Precise and robust position estimation for optical incremental encoders using a linearization technique

• An amplitude-to-phase converter incorporating linearization technique is proposed.
• Theoretical error of the converter is within ±0.0196 μm for 20 μm optical encoder.
• The converter is more robust than the commonly-used arctangent method.
• Signal phase-shift error has a large influence on the positioning accuracy.
• A circuit is developed to convert phase-shift error to amplitude imbalance error.

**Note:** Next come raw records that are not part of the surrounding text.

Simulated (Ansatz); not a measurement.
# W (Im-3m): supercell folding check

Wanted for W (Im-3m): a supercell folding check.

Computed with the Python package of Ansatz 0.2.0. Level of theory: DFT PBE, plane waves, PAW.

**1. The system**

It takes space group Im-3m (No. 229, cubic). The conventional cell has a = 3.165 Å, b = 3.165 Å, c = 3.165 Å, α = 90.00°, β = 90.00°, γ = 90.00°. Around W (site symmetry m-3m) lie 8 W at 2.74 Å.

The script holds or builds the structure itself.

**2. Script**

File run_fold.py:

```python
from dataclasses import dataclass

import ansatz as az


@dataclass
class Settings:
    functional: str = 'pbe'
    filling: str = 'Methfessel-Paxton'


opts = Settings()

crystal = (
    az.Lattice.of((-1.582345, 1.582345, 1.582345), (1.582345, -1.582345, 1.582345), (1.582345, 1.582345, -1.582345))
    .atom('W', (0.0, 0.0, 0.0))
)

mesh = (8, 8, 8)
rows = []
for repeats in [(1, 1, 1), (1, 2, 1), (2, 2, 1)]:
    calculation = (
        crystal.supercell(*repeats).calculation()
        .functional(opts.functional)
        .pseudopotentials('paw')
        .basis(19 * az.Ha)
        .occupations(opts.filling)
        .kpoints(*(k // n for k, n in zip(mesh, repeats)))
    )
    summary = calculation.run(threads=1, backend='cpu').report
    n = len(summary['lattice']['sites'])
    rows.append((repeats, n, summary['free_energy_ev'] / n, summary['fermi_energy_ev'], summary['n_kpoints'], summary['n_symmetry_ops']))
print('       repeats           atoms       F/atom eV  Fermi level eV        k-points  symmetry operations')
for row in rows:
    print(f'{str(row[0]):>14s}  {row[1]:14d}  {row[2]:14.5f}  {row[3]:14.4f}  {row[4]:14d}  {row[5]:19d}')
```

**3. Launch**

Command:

In this paper, an amplitude-to-phase converter for optical incremental encoders is presented. The proposed converter is based on a linearization technique that coverts the sinusoidal signals into a nearly perfectly linear output signal, from which displacement can be determined precisely using a simple linear equation. The theoretical error of the converter is within ±0.0196 μm for an optical encoder with a period of 20 μm. Simulation results indicate that the proposed converter is significantly more robust to the signal imperfections than the commonly used arctangent algorithm. A signal pre-processing circuit is also developed to further reduce the positioning error caused by the signal phase-shift error. The proposed converter was successfully implemented with a Field Programmable Gate Array (FPGA), and applied to an optical encoder. The robustness and effectiveness of the converter have also been confirmed from experimental results.